COURT FILE NO.: C-1052-11
DATE: 2012-01-27
SUPERIOR COURT OF JUSTICE - ONTARIO
RE: Douglas-Ralph Pfeiffer, Applicant
AND:
Her Majesty the Queen in Right of Ontario, Ministry of Community Safety and Correctional Services, Private Security and Investigative Services Branch, Respondents
BEFORE: The Honourable Mr. Justice D. A. Broad
COUNSEL: Douglas Pfeiffer, Applicant, appearing in person
Giuseppe Ferraro, for the Respondent
HEARD: January 25, 2012
ENDORSEMENT
[1] The Application, brought under Rule 14.05, is for an Order for immediate renewal and issuance of the Applicant’s (Mr. Pfeiffer) security guard licence by the Registrar of the Private Security and Investigative Services Board (“PSISB”) and for damages .
[2] The Respondent (the Crown) has brought a Motion seeking to strike out the Notice of Application and dismissing the matter on the grounds, amongst others, that it discloses no reasonable cause of action, the Applicant does not plead the required material facts, that this Court does not have jurisdiction over the subject matter of the proceeding, and that the Application may be disposed of by a determination of a question of law, namely that the Crown does not owe a private law duty of care to the Applicant.
[3] Mr. Ferraro, for the Crown, argued that there were three threshold issues, namely:
a) That the Application is premature since the Court has no jurisdiction to deal with the matter as the Private Security and Investigative Services Act, 2005 (“PSISA”) provides for an administrative process to deal with reviews of the Registrar’s decision not to issue or renew a license;
b) That the facts as pleaded are not sufficient to ground the Application; and
c) The Application is frivolous or vexatious.

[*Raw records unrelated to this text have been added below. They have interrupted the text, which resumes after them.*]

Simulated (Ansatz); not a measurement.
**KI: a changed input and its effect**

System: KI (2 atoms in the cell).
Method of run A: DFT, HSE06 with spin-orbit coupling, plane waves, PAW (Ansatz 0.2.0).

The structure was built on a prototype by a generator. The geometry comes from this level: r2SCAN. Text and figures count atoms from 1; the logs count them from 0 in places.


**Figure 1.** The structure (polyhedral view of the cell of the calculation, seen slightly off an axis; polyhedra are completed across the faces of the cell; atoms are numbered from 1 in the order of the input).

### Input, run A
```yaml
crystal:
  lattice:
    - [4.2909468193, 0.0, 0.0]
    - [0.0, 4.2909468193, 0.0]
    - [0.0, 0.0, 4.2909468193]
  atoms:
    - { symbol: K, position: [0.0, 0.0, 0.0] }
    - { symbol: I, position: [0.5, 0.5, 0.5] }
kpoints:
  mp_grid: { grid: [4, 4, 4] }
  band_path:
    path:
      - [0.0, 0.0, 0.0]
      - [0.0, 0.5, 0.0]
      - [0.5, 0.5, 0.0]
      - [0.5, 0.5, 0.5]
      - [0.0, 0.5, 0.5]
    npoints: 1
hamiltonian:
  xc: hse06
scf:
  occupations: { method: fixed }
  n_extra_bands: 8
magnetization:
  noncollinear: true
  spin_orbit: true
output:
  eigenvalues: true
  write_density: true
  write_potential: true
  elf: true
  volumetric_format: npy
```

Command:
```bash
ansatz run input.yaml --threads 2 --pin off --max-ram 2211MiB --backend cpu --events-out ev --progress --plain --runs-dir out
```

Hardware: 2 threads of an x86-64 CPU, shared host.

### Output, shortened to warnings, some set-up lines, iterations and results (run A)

[4] In addition, Mr. Ferraro advanced a substantive ground for dismissal, namely that the Crown owed no duty of care to the Applicant, both with respect to the mandatory Order sought and the claim for damages.
Background
[5] Mr. Pfeiffer has been a security guard, employed by the Canadian Corps of Commissionaires since May, 2000. He held a licence issued by the PSISB, which came up for renewal on May 25, 2011. Mr. Pfeiffer applied to the Registrar for renewal of his licence on April 13, 2011.
[6] The Registrar advised Mr. Pfeiffer by letter that his application could not be processed “without satisfying the identification and guarantor requirements as set out by recent changes made by the RCMP regarding criminal background checks.” The required documents comprised two pieces of identification signed by an acceptable guarantor. The Registrar advised that once those documents were submitted, the application would continue to be processed.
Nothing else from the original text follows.